Lately I’ve been working with a lot of static HTML files with lots of repeating text structures. In the past I’ve talked about editing multiple files with Emacs. This approach works very well when the number of multiple files and text matches in each file is manageable or you need to make sure every match to replace is correct, since you need to confirm pressing y
on every text match in each file.
In other cases, like the one I had to solve, you can have 84,000 text files where each file can have more than 5 matches. This case, doing it with Emacs wouldn’t reduce much time. It also helps that the pattern I was looking for was consistent without me needing to check every match.
So to do a quick search and replace recursively in multiple files, another “old school” tool comes very handy.
GNU Sed
Quoting from the GNU Sed project page:
Sed (streams editor) isn’t really a true text editor or text processor. Instead, it is used to filter text, i.e., it takes text input and performs some operation (or set of operations) on it and outputs the modified text. Sed is typically used for extracting part of a file using pattern matching or substituting multiple occurrences of a string within a file.
The way to tell sed to do a search and replace on some given text, the syntax is the following:
sed -n -e 's/regex/text/g' filename
The -n
switch makes Sed not to output its results to the standard output and overwrite the file with the results. The -e
switch specifies that the following string is a command to perform on the file. The regex part is the regular expression to use for searching in your text. The text part is the text you want to replace your search with.

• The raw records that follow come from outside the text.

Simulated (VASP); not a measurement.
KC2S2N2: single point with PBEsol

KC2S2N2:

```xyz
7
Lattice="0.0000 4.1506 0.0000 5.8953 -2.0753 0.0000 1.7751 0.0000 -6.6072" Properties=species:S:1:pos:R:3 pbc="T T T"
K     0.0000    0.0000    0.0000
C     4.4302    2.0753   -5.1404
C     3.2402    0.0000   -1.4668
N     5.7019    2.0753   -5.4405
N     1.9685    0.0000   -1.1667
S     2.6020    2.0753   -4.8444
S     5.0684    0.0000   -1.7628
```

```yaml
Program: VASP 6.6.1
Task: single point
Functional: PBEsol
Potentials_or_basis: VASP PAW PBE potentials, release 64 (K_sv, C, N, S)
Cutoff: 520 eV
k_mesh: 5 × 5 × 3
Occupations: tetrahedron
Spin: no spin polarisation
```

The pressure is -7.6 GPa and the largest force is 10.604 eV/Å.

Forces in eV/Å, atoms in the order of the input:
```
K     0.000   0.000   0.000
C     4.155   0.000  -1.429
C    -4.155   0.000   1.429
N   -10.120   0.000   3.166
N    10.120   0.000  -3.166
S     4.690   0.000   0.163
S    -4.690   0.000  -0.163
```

So Sed receives streams of text as input, makes some operations on it and outputs the results. This way of seeing it, makes it very obvious to understand that the natural way to use it is through bash calls using pipes.
The find tool will help us get a list of all the files that we need to pipe into sed. In the same way we used find from within Emacs, we can call it from bash:
$ find path/to/folder -iname "filenamepattern"
So a combination of find with sed can be used in the following way:
$ find myprojectfolder -iname "*.html" | sed -n -e 's/searchregex/replacementtext/g'
As easy as that, and you have edited 84,000 files with one single line of bash.
Hope its useful for anyone. It has been very useful to me. If you have other methods or other sed tips, I’d like to know in the comments.